[QUOTE=likethe265;1257122]Can I understand as:
- CPU has its own limit of on sending the call order to GPU over the time. For example, during the 1/60 s time interval, only around 6000 draw call can be excuted and moreover this is based on CPU doing nothing but only sending the OPENGL command.[/QUOTE]
Not “nothing”. The CPU (via the driver) performs a lot of “prep work” to get ready for issuing draw calls, often termed validation. For instance, pushing needed buffers/textures onto the GPU which haven’t already been uploaded, pinning CPU-side memory buffers, activating new shader programs, uploading uniform blocks, binding textures, resolving block handle/offset pairs into GPU addresses, etc. along with performing all manor of “is this state valid” checks.

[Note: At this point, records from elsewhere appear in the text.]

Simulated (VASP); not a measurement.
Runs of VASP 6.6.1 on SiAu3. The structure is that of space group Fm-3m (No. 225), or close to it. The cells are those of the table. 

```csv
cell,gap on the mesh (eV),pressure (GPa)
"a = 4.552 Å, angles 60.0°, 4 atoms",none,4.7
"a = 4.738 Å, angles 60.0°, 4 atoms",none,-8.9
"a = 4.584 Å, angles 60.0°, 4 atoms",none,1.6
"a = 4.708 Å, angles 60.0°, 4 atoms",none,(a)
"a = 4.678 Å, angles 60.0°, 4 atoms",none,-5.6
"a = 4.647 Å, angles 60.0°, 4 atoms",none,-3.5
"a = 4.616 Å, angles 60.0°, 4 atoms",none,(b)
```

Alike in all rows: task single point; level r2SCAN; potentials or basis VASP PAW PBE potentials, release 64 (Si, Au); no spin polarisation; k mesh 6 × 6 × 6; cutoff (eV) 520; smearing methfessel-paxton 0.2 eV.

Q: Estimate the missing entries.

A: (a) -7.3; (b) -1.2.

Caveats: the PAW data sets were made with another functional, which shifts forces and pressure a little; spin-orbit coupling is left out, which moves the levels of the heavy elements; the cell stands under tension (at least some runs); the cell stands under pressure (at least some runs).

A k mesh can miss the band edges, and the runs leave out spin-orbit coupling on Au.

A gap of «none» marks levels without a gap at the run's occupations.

The amount of this work varies by driver, draw submission method, and the number of intervening state changes, and even with all that held constant, consumes different amounts of time depending on specific CPU and CPU memory speeds involved, so any “max N draw calls/frame” heuristic you might come up with is going to vary based on the system and the specifics of your example.
In any case, with smaller and smaller batches (with the above factors held constant), you do hit a point where you are CPU bound submitting batches and not GPU bound. You’d of course like to avoid this case because you could be rendering more or more interesting content with that time.
- The intention of optimization of caching is to reduce the batch size and make the most use of GPU.
Not to reduce the batch size, no. Several types of caching were discussed above. I’ll assume you meant vertex cache optimization. The reason for optimizing that is it means fewer total vertices need to be transformed by the GPU to render your mesh.
Background: At any point in your frame, you’ll be bottlenecked on something. Previously, we were discussing what would make you CPU bound (the GPU is somewhat academic here). However, in cases where you are GPU bound (what you want), you could be bottlenecked on a few things. One of these things is vertex transform rate. There’s a limit to how fast GPUs can transform vertices, and if you feed the GPU properly, you can hit this limit. If you are vertex transform bound, and if you can reduce the number of vertices the GPU has to transform to render your mesh, then you can speed up the time required to render your mesh. That’s the point of vertex cache optimization.
- GPU and CPU processing can be deemed as parallel because CPU can send the next batch when GPU is processing the last batch. But in most case, the GPU is almost hungry.
In an application written without regard to performance, perhaps. But once optimized this is typically not the case. You do figure out how to “keep the GPU busy” without wasting too much time on state changes or irrelevant content while still meeting your frame rate requirements.